Storrs, CT (Special to Informed Comment) – Late in Trump’s presidency, a flurry of US activity reinforced the Trump administration’s total fidelity to Benjamin Netanyahu’s right-wing Israeli government and its US supporters. But underlying these policy moves is a shared Trump/Netanyahu belief that the threat and use of military force is the best and often only way to advance national security and foreign policy aims.
Israel’s occupation of the West Bank and Gaza Strip is reliant on military force and coercion. That means direct Israeli military and police actions to repress, arrest, and combat Palestinians. They are often the personnel who enforce Israel’s anti-democratic rule. But it also means their role in protecting Israel’s settlements in the West Bank and the settlers who live in them and traverse the region.
That means, as has happened under Trump, that when the United States stops using the word occupation and treats pre-1967 Israel and the West Bank as one in the same, it is accepting the idea that makes that possible, the forceful Israeli repression of Palestinian political life. Extending US-Israeli academic agreements to an Israeli university in the West Bank or embracing Israeli rule of Jerusalem, whether through an embassy move or a slight change in passport rules, is doing the same.
Netanyahu’s long reign as Israel’s prime minister has been predicated on this very idea. In late October, as he visited a large military exercise in Israel’s north, Netanyahu once again echoed this common theme: “Whoever attacks us will meet firepower and a steel fist that will destroy any enemy.”
But this is nothing new, whether for Netanyahu, Israel, or several of the Arab actors in the Arab-Israeli conflict. As I document in my new book, The sword is not enough: Arabs, Israelis, and the limits of military force, two constellations of ideas have vied for attention, but there has been a clear winner.
The dominant idea is that the threat and use of military force is the best way to achieve fundamental goals like independence, territorial integrity, security, and survival. We see this in commitments to armed struggle, deterrence, and war. At the same time, negotiations and mutual concessions are a mistake and will be seen as a weakness or appeasement.

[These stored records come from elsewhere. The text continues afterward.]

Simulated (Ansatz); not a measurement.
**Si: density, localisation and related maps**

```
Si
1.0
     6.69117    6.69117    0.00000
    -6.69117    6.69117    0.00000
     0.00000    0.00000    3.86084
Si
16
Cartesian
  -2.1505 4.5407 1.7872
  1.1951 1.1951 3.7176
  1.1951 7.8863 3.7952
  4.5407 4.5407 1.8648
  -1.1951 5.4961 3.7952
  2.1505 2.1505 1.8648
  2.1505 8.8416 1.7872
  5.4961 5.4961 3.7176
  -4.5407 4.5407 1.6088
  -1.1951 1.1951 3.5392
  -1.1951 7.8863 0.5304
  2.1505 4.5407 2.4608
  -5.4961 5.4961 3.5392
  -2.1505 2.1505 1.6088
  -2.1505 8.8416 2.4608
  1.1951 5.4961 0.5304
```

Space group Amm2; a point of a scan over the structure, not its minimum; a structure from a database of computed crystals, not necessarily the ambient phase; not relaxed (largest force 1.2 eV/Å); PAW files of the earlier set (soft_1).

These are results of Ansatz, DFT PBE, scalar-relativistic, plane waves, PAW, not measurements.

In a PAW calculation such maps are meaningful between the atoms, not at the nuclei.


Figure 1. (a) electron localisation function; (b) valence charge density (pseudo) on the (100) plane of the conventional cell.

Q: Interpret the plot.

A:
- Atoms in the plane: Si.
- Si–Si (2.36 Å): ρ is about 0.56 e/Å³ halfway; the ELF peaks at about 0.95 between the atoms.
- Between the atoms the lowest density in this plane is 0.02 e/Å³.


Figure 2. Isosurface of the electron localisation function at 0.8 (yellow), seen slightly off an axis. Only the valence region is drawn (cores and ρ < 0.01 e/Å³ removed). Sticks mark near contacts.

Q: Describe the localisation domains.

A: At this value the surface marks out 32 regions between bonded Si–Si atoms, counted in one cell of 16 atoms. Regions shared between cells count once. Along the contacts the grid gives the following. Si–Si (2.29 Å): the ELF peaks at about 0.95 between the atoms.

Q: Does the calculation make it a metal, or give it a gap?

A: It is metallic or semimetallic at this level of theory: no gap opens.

In contrast to the reliance on military force, a secondary general idea exists that reverses the relationship. Often, negotiations and mutual concessions are best way to achieve fundamental goals. A reliance on military force backfires, often leading to greater insecurity.
Of course, the first idea is plausible and has some historical support. We see a preference for military force in everything from Jabotinsky’s Iron Wall to the original PLO and Hamas Charters. But it has resulted in three major shortcomings.
First, Peace cannot be forced; only negotiations can cement a peace agreement. Egypt and Israel negotiated successfully. Israel and Syria, in 1999-2000, did not and a peace treaty never came despite their non-belligerent relationship at the time.
Second, a militant, aggressive approach often backfires on security grounds. It worsens one’s own security situation, as happened when Israel invaded Lebanon in 1982 or when the Palestinian national movement relied heavily on suicide bombings during the second intifada (2000-05).
Third, it also has meant missed diplomatic opportunities because everything is treated as a ruse and with suspicion. The Arab Peace Initiative (2002) and Israel’s Disengagement from Gaza (2005) could have been productive diplomatic moments. But the commitment to force obscured those possibilities.
That’s not to say that promoting the secondary idea that favors talking is easy. It gets drowned out in the cacophony of militant and diplomatic voices. It requires leadership and political risktaking. But as I demonstrate in the book’s short historical case studies, at important moments, it has been influential, whether we are talking about Camp David (1978) and the Egyptian-Israeli peace treaty (1979) or the first Oslo agreement (1993).
But such an idea – especially mutual Israeli-Palestinian concessions – has been an anathema to Trump. In general, the Trump presidency demonstrated his tough-guy, art-of-the-deal approach had little success, whether we are talking about the nuclear question with Iran or the trade war with China.
In particular, the same held true for resolving the Israeli-Palestinian conflict. Trump officials never came close, alienating the Palestinian side from the start. In the policy and rhetorical choices they made, they essentially were endorsing Israeli coercion and repression (What occupation? What Green line? What international legal problem with settlements? What contested status of Jerusalem?).
The Trump administration did successfully orchestrate the Bahraini-Israeli-Emirati agreements, and that did require negotiations. But they did so in way that further subverted the Palestinian national movement. In other words, they used diplomacy in one realm to further stymie the possibility of negotiations in another. One obvious result? Continued Israeli occupation, repression, and settlement growth in the West Bank, even if Israel held off of official annexation for now.
Military force may have a place in international affairs. But over-reliance on it leads to pernicious outcomes including missed diplomatic opportunities and national insecurity. Proponents of negotiations and the possibility of genuine, mutual concessions would do well to keep pushing for their alternate approach.